Live from the "Litter Box"
And as someone pointed out, that has to be an advantage for a poker cat. It's like building a resort hotel on an old Indian burial ground (The Shining) and not expecting fireworks to happen. lol
I wasn't sure how the evening would turn out -- after all, the players there would have had plenty of experience playing poker and I expected we would just be trading money back and forth. I started out with tradition, having a pre-game dinner with Sham that reminded me of how I'd go and eat with Gnome before the old Emory game.
But it turned out the results were good, I cashed out nearly a full buy-in (Lookouts 9-1).
Things didn't start out very well -- I misread a hand again, just like I did last March when we were over at CC's, as described in this post here. In last night's game, I thought that I had trip 6s when I didn't and lost $35 right off the bat. Two pair took the hand. But maybe I could have kept betting it out.
And although the original plan was to play NL, 23skidoo's neighbor suggested playing PLO and it reverted to a mixed game, which was awesome considering how much experience I have with the crew since all of our home games are mixed.
I scooped an O8 pot with Q3 2 pair and a better low with 25. I made a boat in the "machine gun" portion of reverse-flop hold'em and did ok in Pineapple, making an OESD to chop a pot in one instance.
I felt it was another good showing for the CR offense -- I know it looks tight but there are a lot of moving parts that frequently cause players to misread hands, especially if they have experience with games where raises mean only the most premium of hands.

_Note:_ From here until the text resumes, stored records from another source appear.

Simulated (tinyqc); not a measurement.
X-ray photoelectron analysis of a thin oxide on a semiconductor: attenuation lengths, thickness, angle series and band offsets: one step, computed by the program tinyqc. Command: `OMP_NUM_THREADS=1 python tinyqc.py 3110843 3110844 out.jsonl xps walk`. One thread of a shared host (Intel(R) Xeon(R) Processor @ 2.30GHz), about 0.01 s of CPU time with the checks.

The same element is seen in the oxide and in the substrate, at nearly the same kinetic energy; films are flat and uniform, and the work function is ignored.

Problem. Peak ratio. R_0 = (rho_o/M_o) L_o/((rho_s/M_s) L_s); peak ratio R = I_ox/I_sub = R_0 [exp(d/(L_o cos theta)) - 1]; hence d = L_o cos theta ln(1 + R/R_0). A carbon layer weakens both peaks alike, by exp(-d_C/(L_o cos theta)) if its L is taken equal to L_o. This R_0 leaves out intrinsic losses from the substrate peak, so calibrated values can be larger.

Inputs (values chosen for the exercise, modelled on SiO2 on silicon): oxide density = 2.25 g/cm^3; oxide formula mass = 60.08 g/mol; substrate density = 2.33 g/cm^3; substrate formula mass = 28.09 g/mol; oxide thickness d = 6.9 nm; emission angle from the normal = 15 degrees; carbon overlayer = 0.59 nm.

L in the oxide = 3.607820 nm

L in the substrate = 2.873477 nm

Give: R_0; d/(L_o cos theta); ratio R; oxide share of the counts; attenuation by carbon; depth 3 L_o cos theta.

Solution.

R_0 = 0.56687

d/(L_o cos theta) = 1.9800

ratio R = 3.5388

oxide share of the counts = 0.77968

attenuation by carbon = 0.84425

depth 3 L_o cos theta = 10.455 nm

Having an open range of preflop raising hands is like an aggressive variation of people who call raises with any two cards. A main difference is that when you raise preflop to open up a hand, you have a great opportunity to take the flop down without a fight.
I saw a lot of preflop calling to raises and folding on the flop. I felt like there was a lot of chasing in the mixed games -- and that can get expensive! My basic rule is that in everything, from razz to Omaha, your cards have to work together somehow and coordination goes a long way.
Thanks again to the host and fellow players -- it was really nice to get together and hang out over some cards!!